Betts youngest with 2 HRs for Sox since Rice

With Hall of Famer in attendance, center fielder provides all of Boston's offense

Betts youngest with 2 HRs for Sox since Rice

BOSTON -- Wearing a vintage 1975 Red Sox uniform, Mookie Betts put on a power surge right out of, well, 1975.

The two-homer night by Betts was the entire scoring output for the Red Sox in a 2-0 victory over the Rays that snapped a four-game losing streak.

Betts, at the age of 22 years and 210 days, became the youngest player to belt two homers for Boston since Hall of Famer Jim Rice, who did it at the age of 22 in -- you guessed it -- 1975.

This was news to Betts.

"Nope, but now I know. I'm sure I'll talk some smack to him [Wednesday]," said Betts with a smile.

Farrell on 2-0 win

The magical '75 team, which came one rally from winning a World Series, was honored during pregame ceremonies.

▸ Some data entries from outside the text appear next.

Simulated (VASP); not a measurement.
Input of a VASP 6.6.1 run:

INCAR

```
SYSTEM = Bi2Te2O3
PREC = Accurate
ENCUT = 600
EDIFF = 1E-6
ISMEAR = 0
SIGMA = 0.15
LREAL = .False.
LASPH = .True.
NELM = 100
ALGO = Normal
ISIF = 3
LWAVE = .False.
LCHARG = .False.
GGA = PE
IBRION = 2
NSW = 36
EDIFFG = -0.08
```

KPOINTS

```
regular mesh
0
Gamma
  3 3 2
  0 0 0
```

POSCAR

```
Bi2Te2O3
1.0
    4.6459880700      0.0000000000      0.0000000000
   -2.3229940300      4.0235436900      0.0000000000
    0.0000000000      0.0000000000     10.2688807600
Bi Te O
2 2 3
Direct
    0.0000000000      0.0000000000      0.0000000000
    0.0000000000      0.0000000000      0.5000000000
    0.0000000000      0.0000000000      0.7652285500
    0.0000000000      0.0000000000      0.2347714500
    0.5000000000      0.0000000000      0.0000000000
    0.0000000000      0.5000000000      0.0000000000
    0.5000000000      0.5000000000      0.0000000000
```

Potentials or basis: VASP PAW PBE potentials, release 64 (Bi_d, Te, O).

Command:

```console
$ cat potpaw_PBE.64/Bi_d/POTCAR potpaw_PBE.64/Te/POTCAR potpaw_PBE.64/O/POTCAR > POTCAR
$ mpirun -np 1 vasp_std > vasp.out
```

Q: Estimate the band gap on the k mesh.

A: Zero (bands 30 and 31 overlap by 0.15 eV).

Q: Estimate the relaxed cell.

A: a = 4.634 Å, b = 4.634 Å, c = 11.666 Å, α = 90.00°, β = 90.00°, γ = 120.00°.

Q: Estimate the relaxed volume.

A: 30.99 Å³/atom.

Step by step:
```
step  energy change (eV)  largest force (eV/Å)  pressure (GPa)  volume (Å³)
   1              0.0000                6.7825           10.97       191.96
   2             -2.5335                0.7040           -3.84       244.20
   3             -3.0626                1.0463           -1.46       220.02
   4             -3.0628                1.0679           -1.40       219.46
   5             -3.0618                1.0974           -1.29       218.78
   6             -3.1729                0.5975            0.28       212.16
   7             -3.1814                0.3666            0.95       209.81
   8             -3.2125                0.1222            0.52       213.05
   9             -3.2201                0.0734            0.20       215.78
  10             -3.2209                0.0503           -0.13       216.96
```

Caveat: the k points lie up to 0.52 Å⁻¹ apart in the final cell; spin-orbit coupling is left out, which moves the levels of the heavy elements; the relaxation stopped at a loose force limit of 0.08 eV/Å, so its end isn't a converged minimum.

But once the game started, the Red Sox needed to focus on the current state of affairs, which hadn't given fans much to smile about of late.

Betts lifted some tension from a frustrating homestand by breaking up Drew Smyly's no-hit bid with a towering shot off of a sign behind the Monster Seats to break a scoreless tie leading off the sixth.

"Just try to get on base and score a run no, matter how it is," said Betts. "You do know he has a no-hitter, so you always want to break it up, but then you have to step back and know it's a team thing, you have to score some runs."

The Red Sox didn't score again until the eighth, when Betts took another big cut and ripped one over the Monster against Ernesto Frieri.

Though Betts is hitting just .234 as Boston's leadoff man, nobody seems particularly worried about his modest start. Betts simply looks like one of those players who belongs on the Major League stage, similar to guys like Rice and Fred Lynn did back in '75.

Lynn, Rice in booth

"Well, for what we saw from Spring Training on, take away the average, his timing at the plate is pretty consistent, even though he's had some balls when they've been hit hard, they've been hit right at people," said Red Sox manager John Farrell. "His hand-eye coordination allows him to get that kind of swing on a first pitch that he sees from Frieri. One heck of an athlete. We're seeing some pretty special things in a short glimpse here."

Blake Swihart, who made his Major League debut just a few days ago, has had plenty of chances to see Betts perform heroics in the Minors.

"It was impressive," Swihart said of Tuesday's show. "That's how special that kid is. He can do that any night he wants."

What does Betts make of the start he's had to his first full season in the Majors?

"I think it's been all right," Betts said. "I've had a couple balls that didn't fall for me, and I've mixed in some bad at-bats as well, but I feel like I'm close, right where I want to be."